Define Your Business KPIs In 4 Steps

Small and large businesses today receive large amounts of data. From their sales transactions, site traffic, call center activity, and dozens of other sources, modern businesses have more data at their disposal to make educated decisions. However, the volume of data can make it difficult for leaders to define the critically important handful of metrics, or KPIs, that truly determine success for a business.

Sure it is nice that your business blog is generating hundreds of page views or that sales are growing, but maybe your goal is to increase profits. What we want is to devise a framework that will help align KPI reporting with business objectives. Here are 4 steps to develop this framework for your business.

1. State your business goals

Every business has fundamental reasons for existing. Whether it is to increase owner/shareholder value by increasing profits, increase awareness of your brand, provide excellent service to customers, or contribute to the local community, there are a handful of overriding objectives for every business. By defining these we can build a KPI reporting framework that focuses on what is most important to the business.

2. State the strategies you will employ to achieve your business goals

Now that we know the goals, we can define the strategies that will help us achieve each goal. If we want to increase profits, then we may have a strategy that focuses on increasing sales and another that focuses on improving acquisition efficiency. In this step we are effectively documenting the strategic plan for the business.

3. Define a KPI for each strategy

For each strategy we will define a KPI with which you can use to measure success. No more getting lost in the weeds with dozens of KPIs explaining the same thing. There is one and only one that is the determinant for success or failure. Let your analysts dig into the details and explain the context and drivers of each KPI (segments, other metrics, etc.), but as a business leader keep your focus on one important metric.

4. Set your targets

Benchmarking is very important. Without clearly defined targets we lose important context on how well the business is performing. Going through the process of creating KPI targets provides context for ongoing measurement and makes business leaders answer important questions. What are your realistic expectations for improving this KPI? What are levers can be pulled to improve? This is where you can formulate your action items and tactics for each strategy.

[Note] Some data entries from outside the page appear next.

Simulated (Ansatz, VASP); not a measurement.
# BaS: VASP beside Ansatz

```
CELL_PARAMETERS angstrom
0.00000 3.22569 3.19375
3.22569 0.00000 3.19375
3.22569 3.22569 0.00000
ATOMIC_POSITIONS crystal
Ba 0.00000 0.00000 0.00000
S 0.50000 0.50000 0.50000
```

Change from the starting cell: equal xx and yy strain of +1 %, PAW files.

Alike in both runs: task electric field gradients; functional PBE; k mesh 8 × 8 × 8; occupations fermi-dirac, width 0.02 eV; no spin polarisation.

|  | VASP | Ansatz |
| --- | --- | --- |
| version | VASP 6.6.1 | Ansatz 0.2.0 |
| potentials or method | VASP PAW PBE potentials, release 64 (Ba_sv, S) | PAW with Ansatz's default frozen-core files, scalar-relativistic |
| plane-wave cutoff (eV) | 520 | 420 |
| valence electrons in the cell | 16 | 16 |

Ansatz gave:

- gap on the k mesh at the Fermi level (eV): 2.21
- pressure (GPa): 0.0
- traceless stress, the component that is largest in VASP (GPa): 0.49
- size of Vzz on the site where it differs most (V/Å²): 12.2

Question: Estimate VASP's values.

A great thing about this process of building a KPI measurement framework is that it is scaleable for every level. While senior leaders in a business will have a business/corporate level set of goals, strategies and KPIs, each department/program/etc. will have clearly defined goals and strategies and related KPIs as well. Goals should be aligned throughout the organization, but each team and project will have different responsibilities and ways of achieving the goals, and their reporting and monitoring should reflect that. It is a consistent yet flexible approach for the entire business to overcome the problem of developing truly actionable reporting, the lack of which hampers the decision-making process of business leaders. Do not get bogged down in your data. Structure it so it is relevant and use it to make informed decisions.